Business leaders urge Osborne to target growth

A new survey published today from Britain’s manufacturing organisation, the EEF, sends a clear message to the Chancellor that he should prioritise kickstarting the recovery, reports The Telegraph.

Of more than 350 companies surveyed, just under 80pc said they want to see new measures to promote growth, while just over 25pc saw the reduction of the UK’s structural deficit as the main priority.

Terry Scuoler, EEF chief executive, said: “Manufacturers have always supported the need to reduce the deficit and get the public finances back in order. However, this was conditional on government also committing to delivering on the plan for growth.”

Urging the Chancellor to use his conference speech to convince business that boosting the economy was his main goal, Mr Scuoler added: “We have seen promising announcements on infrastructure, access to finance and regulation. But, Government has yet to demonstrate to business that it has the same laser-like focus on growth across departments that it has on reducing the deficit.”
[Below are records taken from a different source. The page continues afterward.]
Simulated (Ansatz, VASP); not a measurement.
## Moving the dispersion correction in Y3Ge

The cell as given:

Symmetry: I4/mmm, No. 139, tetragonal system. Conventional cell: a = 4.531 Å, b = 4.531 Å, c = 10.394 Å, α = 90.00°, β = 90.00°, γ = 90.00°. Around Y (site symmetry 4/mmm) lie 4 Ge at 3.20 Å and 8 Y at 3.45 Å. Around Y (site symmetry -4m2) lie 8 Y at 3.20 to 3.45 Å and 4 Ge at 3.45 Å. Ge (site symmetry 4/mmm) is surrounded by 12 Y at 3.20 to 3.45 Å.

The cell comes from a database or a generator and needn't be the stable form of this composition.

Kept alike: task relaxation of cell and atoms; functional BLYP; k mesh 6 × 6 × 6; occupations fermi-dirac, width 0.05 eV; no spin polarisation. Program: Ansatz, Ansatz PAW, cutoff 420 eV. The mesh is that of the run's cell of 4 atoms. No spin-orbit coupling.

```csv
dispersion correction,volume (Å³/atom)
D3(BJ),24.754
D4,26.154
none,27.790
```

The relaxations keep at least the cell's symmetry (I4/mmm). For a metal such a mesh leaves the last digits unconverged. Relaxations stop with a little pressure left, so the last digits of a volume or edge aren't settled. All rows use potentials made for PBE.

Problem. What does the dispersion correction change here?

The EEF has called on the Government to focus policy on four key areas – making it easing for companies to bring products and services to market, cutting the costs of doing business in the UK, expanding firms focused on exports and creating a more flexible labour market.

Some 40pc of companies also called for the Government to press eurozone leaders to “make greater efforts” to resolve a debt crisis that is hurting British manufacturers.

Mr Scuoler’s rallying cry comes as the latest Business Confidence Index published by workplace provider Regus found that only a third of UK business leaders are satisfied with Mr Osborne’s attempts to stimulate the economy.

A survey of 3,000 senior managers and business also found that business confidence among small and start-up businesses had “flatlined over the last year”.

Steve Purdey, Regus’s UK managing director, said: “We were particularly struck by the lack of improvement in confidence among entrepreneurs and small businesses.”

Meanwhile, despite Government efforts to reform UK banks, the British Chambers of Commerce today reveals “falling levels of trust in financial institutions among businesses”.

A survey of 1,560 businesses shows that, while banks and building societies are the main source of finance for firms, half of businesses do not trust them. Some 38pc of those surveyed trust them less than a year ago.

John Longworth, BCC director-general, said “the recent LIBOR and mis-selling scandals” were “damaging confidence among businesses”.

The latest jobs survey from accountants BDO provided further gloom. Businesses’ hiring intentions over the next two quarters fell to a 28-month low in September, highlighting that “the overall outlook for the UK economy continues to be challenging”.

In what BDO said highlighted the continuing “zigzag pattern of ups and downs” as businesses “grapple with a flat economy”, there was, however, also a rebound in business confidence.

There was better news too from the high-street where BDO’s sales tracker showed the best growth all year last month as like-for-like sales rose 3.5pc.